Real estate transactions can be both exciting and stressful. You might be ready to purchase your first home as a married couple or you might be getting ready to sell the family home after 20-plus years. Either way, you should know all about the various contingency clauses that can be included in the contract.
An appraisal contingency is included in every real estate contract. This contingency is based on the appraisal of the property that is on the market. If the appraisal comes in lower than expected, it allows the two parties to negotiate a new purchase price or allow the prospective buyer to back out of the contract without losing their money.
The financing contingency is used to make sure the buyer is able to secure financing for the purchase. This protects the prospective buyer and their money in the event they cannot find the money to buy the home. It allows them to cancel the contract without legal recourse.
The inspection contingency is added to protect the buyer. If the inspection results come back less than favorable, the buyer can choose to leave the contract without losing money.

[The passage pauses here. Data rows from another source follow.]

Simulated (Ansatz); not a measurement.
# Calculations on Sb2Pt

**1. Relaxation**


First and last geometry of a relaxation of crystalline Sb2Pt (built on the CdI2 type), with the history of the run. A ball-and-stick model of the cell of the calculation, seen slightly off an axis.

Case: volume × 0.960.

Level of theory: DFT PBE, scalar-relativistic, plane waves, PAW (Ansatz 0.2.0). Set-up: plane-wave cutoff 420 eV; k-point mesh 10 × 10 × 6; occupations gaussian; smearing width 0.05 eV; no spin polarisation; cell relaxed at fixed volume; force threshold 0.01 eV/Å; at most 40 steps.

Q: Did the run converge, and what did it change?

The kick-out clause protects the seller. This clause allows the seller to keep the home on the market and seek other offers while the buyer tries to sell their current property. If the buyer cannot sell their property and has to back out, the seller is still in a good position since they were able to continue marketing their home.
Real estate contingency clauses are important to every single contract. The clauses discussed here might not always be applicable, but you should still learn what they cover in the event you need to add one to your transaction.